However, prevailing IoU-based loss functions suffer from two principal limitations. First, they frequently ignore the influence of bounding box scale on the regression process, resulting in suboptimal performance for small objects and in long-tail distributions. Second, these methods are often ineffective at mitigating the BBR drift problem. This problem arises when a significant positional deviation between the predicted and ground truth boxes prevents the loss function from providing sufficient gradient constraints. This inadequacy can cause slow convergence during initial training or unstable localization in later phases. Consequently, the development of a BBR loss function that ensures both scale invariance and robustness remains a pressing challenge in object detection research.

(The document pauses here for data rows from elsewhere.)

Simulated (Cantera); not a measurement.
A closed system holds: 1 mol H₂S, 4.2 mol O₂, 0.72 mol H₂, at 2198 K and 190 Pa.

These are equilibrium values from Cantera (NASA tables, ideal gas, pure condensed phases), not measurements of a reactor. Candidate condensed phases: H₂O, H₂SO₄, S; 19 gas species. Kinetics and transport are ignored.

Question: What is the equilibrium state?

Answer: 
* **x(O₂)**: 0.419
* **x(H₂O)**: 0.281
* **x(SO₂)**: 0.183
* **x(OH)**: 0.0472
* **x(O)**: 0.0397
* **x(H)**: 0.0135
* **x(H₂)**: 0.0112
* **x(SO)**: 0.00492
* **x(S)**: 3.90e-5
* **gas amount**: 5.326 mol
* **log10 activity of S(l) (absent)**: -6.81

To overcome these limitations, this paper proposes a novel BBR loss function named Gaussian Adaptive Ochiai Loss (GAOC). GAOC integrates the properties of the Ochiai Coefficient (OC) and a Gaussian Adaptive (GA) distribution. The OC ensures scale invariance through normalization by the square root of the bounding box areas. Concurrently, the GA component models the top-left and bottom-right corners (TL/BR) coordinates with a Gaussian distribution, thereby reducing sensitivity to significant positional deviations. This combined approach enhances the loss function’s adaptability across object scales and improves its robustness and accuracy in complex detection scenarios. We integrated GAOC into the YOLOv5 [4] and RT-DETR [5], evaluate on PASCAL VOC [6,7] and MS COCO 2017 [8]. The results demonstrate that GAOC consistently surpasses existing IoU-based loss functions across multiple evaluation metrics, confirming its strong generality and effectiveness.
The primary contributions of this study are as follows:
- We propose a novel BBR loss based on the Ochiai Coefficient (OC). Compared to traditional IoU loss, OC emphasizes the balance of bounding box dimensions while assigning greater weight to the intersection of the two boxes.
- We introduce a Gaussian adaptive (GA) distribution for BBR loss, which improves robustness to positional variations by modeling TL/BR distances as a two-dimensional Gaussian distribution and computing similarity through GA.
- We validate the effectiveness of GAOC on public datasets, where it outperforms other BBR losses across multiple benchmarks.
The remainder of this paper is organized as follows. Section 2 reviews representative IoU-family bounding box regression losses and discusses their limitations. Section 3 presents the proposed GAOC loss, including its formulation, optimization properties, and implementation details. Section 4 describes the experimental settings and reports comprehensive comparisons and ablation studies on benchmark datasets. Finally, Section 5 concludes this work and outlines future directions.
2. Related Work
2.1. Object Detection
Object detection is a fundamental task in computer vision, which involves identifying objects in images and accurately determining their locations and categories. R-CNN [9] was a pioneering approach in this field, introducing selective search to generate candidate object regions. These regions were then processed by Convolutional Neural Networks (CNNs) for feature extraction, followed by object classification using Support Vector Machines (SVMs).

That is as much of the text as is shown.